The Ron Kane Files

Writing About Music

Wednesday, July 02, 2008

Record Collecting #4

7-2-08 Record Collecting #4

I can’t write any further without mentioning the enormous influence that popular music was having on my young life – I was devastated by the deaths of Jimi Hendrix, Janis Joplin and Jim Morrison. I felt the void when The Beatles broke up, and when Cream broke up. I hated it when The Rolling Stones got arrested and harassed. I was too young to go to anything even remotely like it, but I liked the ideas of the Monterey International Pop Festival and Woodstock – largely because I liked so many of the artists that played at these ‘festivals’.

My older sisters also played a big part in making me who I am – in the record collecting universe. 100% it was my sister Marilyn who played me Frank Zappa & The Mothers of Invention and The Fugs. And Country Joe & The Fish. My brother played me Bob Dylan and Procol Harum. My sister Susie was the biggest fan of The Beatles in our house, and she also first played Leonard Cohen for me.

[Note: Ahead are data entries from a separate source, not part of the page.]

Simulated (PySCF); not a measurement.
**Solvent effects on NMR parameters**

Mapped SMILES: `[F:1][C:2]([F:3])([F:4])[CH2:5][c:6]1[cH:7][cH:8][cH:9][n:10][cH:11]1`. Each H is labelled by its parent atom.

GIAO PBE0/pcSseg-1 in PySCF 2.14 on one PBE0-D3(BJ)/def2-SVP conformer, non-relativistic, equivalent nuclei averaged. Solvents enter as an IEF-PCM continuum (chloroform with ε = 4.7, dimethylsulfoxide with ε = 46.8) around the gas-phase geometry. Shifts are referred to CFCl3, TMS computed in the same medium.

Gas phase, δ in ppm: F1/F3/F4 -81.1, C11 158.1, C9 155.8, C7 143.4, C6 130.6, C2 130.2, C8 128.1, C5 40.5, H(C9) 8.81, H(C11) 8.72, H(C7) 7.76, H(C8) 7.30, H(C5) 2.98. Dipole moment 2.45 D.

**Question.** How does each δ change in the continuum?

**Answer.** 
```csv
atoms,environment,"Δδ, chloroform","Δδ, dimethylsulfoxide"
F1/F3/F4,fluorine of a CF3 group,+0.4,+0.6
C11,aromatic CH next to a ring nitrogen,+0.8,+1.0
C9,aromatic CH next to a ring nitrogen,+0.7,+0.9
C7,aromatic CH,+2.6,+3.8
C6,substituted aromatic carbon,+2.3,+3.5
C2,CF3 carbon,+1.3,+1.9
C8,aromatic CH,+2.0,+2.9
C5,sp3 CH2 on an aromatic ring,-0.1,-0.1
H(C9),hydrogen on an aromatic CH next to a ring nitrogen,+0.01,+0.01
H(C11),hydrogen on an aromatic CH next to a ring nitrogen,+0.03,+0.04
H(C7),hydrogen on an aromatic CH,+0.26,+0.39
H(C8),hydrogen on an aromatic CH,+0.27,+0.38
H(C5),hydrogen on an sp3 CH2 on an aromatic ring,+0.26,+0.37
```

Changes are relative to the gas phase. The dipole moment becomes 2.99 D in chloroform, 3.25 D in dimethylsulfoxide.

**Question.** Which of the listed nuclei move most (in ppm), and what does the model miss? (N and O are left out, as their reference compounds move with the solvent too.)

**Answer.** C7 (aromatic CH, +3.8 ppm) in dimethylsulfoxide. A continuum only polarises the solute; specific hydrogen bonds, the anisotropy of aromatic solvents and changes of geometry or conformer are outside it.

Numerous times, I have detailed the influence of my parents on my musical education – playing me the London Cast LP of “My Fair Lady” (Rex Harrison!) and assorted Harry Belafonte albums. My mother loved comedy LP’s – Allan Sherman, Shelley Berman, Orson Bean etc. My dad played me Spike Jones – he had taped some of his music off of the FM radio!

And it was likely my dad who bought me a Sony reel-to-reel tape recorder, when I was very young. My brother showed me how to wire it up to the amplifier / receiver and hot to record off of the radio – or turn a knob and record off of phonograph records – without having to use a microphone!

I took a while before I knew how to take care of my phonograph records – but it happened pretty early on – maybe by ’68 or ’69? I started putting all of my LP’s in protective plastic outer-sleeves in the early 70’s – and have fanatically done so since about ’75 or so. In the late 70’s / early 80’s, I even went for re-sealable plastic LP outer-sleeves from Japan; to this very day, I buy re-sealable plastic CD outer-sleeves from Japan!

Remember the Discwasher? I had one of those to clean my LP’s. I did not care for the fluid (maybe I was doing it wrong?) – so I switched to a dry brush in the late 80’s (I found a Philips record cleaning dry brush in Singapore!). Now I buy dry LP cleaning brushes in Japan (from Disk Union). I’ve seen the overly-complicated LP cleaning systems (the “Nitty Gritty”) in operation…I’ll stick with my dry brushes for now. Also, remember “Zero-Stat” guns, the thing that was supposed to eliminate static electricity build-up on LP’s?

Ah, the ephemerals of phonograph record collecting! How do you clean your records? How do you store your records? Do you have a database with all your records listed in it? Do you buy reference books on phonograph records? How much of a music geek are you?